I think the danger of the public nature of the blockchain is way overstated. It's fairly trivial to introduce reasonable doubt into your transaction history, blockchain analysis is nowhere near as useful to law enforcement as some people think.
The situation I worry about more is when someone is operating outside of the law, for example if you legitimately but unknowingly end up with some coins that were previously stolen, and then some guys with baseball bats turn up at your house.
That's why you split the coins repeatedly as you mix them. You don't want more than 0.1% of someone's "dirty" history. Client-side statistical analysis allows each node to decide which coins are good for them personally. (So that all coins are "far" away from each other.)
Yeah I can actually understand where you are coming from. I spend a lot of time with Bitcoin but never come to HN for Bitcoin information, I prefer my HN being startups and programming/algorithm stuff.
I think one of the reasons Bitcoin is becoming more popular on HN is that a lot of us are interested in fun/challenging tech ways to make a decent living or even make a million bucks.
At the moment Bitcoin is making a bunch of nerds millionaires and we are all interested in making sure Bitcoin overcomes all the hurdles ahead.
Haha nowhere special, everything I know originates from Bitcointalk. A lot of information about the people, code, economy is there. However you do have to spend sometime searching and sifting through the noise.

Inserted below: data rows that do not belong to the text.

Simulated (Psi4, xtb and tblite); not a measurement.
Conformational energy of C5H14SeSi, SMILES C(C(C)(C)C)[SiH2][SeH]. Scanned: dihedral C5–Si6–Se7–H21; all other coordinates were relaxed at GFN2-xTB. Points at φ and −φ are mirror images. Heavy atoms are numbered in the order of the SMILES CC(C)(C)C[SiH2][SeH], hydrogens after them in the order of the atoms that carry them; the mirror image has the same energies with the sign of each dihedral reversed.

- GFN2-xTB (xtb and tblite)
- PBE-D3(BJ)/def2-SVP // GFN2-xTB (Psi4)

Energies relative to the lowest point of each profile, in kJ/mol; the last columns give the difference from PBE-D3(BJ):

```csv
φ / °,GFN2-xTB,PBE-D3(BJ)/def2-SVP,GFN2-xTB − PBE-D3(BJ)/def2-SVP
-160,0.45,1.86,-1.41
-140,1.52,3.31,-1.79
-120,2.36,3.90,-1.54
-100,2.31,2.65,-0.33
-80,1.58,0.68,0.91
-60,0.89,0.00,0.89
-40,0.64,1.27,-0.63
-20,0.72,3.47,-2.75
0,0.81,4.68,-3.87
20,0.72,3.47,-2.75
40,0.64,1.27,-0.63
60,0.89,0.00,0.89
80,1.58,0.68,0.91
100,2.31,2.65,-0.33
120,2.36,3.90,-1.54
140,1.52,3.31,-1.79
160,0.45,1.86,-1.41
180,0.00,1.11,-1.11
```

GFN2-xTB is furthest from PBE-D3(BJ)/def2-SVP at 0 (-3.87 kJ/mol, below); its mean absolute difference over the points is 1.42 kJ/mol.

Apart from the massive signal to noise ratio any site or related information ends up on that forum one way or another, it is a fantastic central hub. Just be warned, 99% of the stuff there is absolute rubbish.
A lot of the code has been explained over the years on the forum and a lot of discussion takes place about how certain things might be better off different. (At the moment a big area of interest is Coinjoin and Zerocoin is discussed quite a bit too.) Also the inventor of hashcash frequents the forum sometimes and offers good insight.